Hanging Out at the Convention

by Alma L. and Beto G.
translated by Todd Prane with Elizabeth Bright

From Aug. 6 through 9, friendship bore its fruits.

All of the limitations imposed on participants at the National Democratic Convention (CND) were set aside thanks to favoritism and party preference.

As the song says, "Since you're such a good friend..." (three times), no one can deny you.

They entered into Aguascalientes, the site of the CND national meeting, holding hands and shouting "¡Viva Cuauhtémoc Cárdenas!" [leader of the Democratic Revolutionary Party] with the strongly altruistic sentiment of leaving their boots and tents behind, with the great illusion of posing for photos with the Sup [Subcommander Marcos], so that they, upon their return, could show the picture to their relatives and friends, make it into a signed poster, exhibit it in their houses or party offices and feel important as one who has had the good fortune of knowing, in person, someone who went to the convention. For feminists, they only need to hang a photo with Commander Ramona.

San Cristóbal de las Casas became, for one night, a "radical" scene. The "revolutionaries" called attention to themselves with their clowning "approvers" (of attendees of the convention), who did not even go to sleep, since they were so emotional and proud that their walks resembled those of the first astronauts who walked on the moon.

But who really entered that liberated zone, and who stayed outside? How many truly honest and conscious people knew how to value the effort of the Zapatistas—who, in spite of difficulties, and surpassing every obstacle, worked 14 hours daily "for 28 days, in which 600 men and women participated every hour," to construct "a library, a European-style presidium, benches and seats for 8,000 convention-goers, 20 houses, 14 bonfires, parking for 100 vehicles" in record time. And who could not obtain the accreditation because they were not members of the PRD [Partido de la Revolución Democrática, Democratic Revolutionary Party], was not a member of any of the Non-Governmental Organizations, did not know anyone within the CEU [Consejo Estudiantil Universitario, University Student Council, which came about at the beginning of the university strike in 1986 against increasing fees. It is currently divided into three currents, the most important of which is the electoral and PRD current, who have been trying to take over all student struggles by giving them a party line], or did not belong to any circle of intellectuals, but wanted to have their voice, and their vote, count on even one of the five working groups that were established?

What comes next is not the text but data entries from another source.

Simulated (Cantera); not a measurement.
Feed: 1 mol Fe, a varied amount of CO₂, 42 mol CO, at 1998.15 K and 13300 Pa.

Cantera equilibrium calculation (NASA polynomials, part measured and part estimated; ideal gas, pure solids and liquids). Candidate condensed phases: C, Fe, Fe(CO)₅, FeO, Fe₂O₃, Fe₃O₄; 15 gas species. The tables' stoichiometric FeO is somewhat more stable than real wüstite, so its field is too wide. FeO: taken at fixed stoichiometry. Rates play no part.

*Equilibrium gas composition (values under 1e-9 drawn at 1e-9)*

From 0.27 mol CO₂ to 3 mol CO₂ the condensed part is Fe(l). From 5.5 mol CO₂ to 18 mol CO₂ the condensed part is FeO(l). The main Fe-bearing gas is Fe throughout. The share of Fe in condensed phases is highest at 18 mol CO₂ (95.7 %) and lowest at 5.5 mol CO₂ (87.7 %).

What is most likely is that the Zapatistas were not aware of the fraud, the deals and the cons that were carried out in order to get to the convention, and maybe in that moment it was for the best, because disillusionment would have sunk their ship, a ship in which they most likely would have been sailing alone.

We, the anti-authoritarians of Amor y Rabia [Love and Rage], preferred not to participate in the convention rather than accept the impositions coming from organizing groups such as the CONAC-LN [the National Coordination of Civic Action for National Liberation, the organization created with the intention of giving counsel and legal representation to the EZLN], Women for Democracy, and the PRD, among others, and to run the risk of all of the mass of reformists (who only attended in order to carry out party proselytizing) label us as "saboteurs," since our posture and our voice would have spoken only of self-determination and direct action.

Would this have changed the attitudes of the lucky folks who were able to go to the convention? Would it have been sufficiently convincing to win these people over to the side of insurgence? We didn't think so. For the majority it was like attending a great theater show, where the seats of honor were reserved for the privileged analysts who attended with, and even without, exclusive invitations. They came either as participants or, more often, as observers, with the clear assignment of watching, listening and not quieting, but also not committing to or much less taking on a radical position, for fear of their prestige falling in the eyes of cultured and refined society.

The rest of the seats were occupied by students, daddy's children who found, in the tempest, a casestudy for their professional thesis and/or a personal realization, since now is the time to "take pity on the Indians."

There were also those who had the attitude of intellectuals (with sandals, glasses and know-it-all faces); the feminists (with Oaxacan skirts and amber necklaces); the young gang sold out to the, err, rather scholarshipped to the CREA; the future political reporters; the philosophy actors; the Iberophiles; the ears of the Ministry of the Interior.

There may also have been people with the conviction that merely by being on Zapatista land, they would become part of history, or who were there with the surety of getting the insurrectionists to put down their arms.

We are sorry to remove your illusions, but it is not like that. History is built by real women and men, who have masked faces on the outside, but whose hearts and strength are unbendable in the face of the enemy, and equally whose transparency beats and shakes decadent human qualities.

The indigenous people gave us their dark skin and their war-weary blood, their traditions and customs, and, above all, their ancestral wisdom. These are characteristics that all mestizos seize, while we bury deceit, lies, exploitation, hunger and dispossession, using the white man's "progress" as a tool.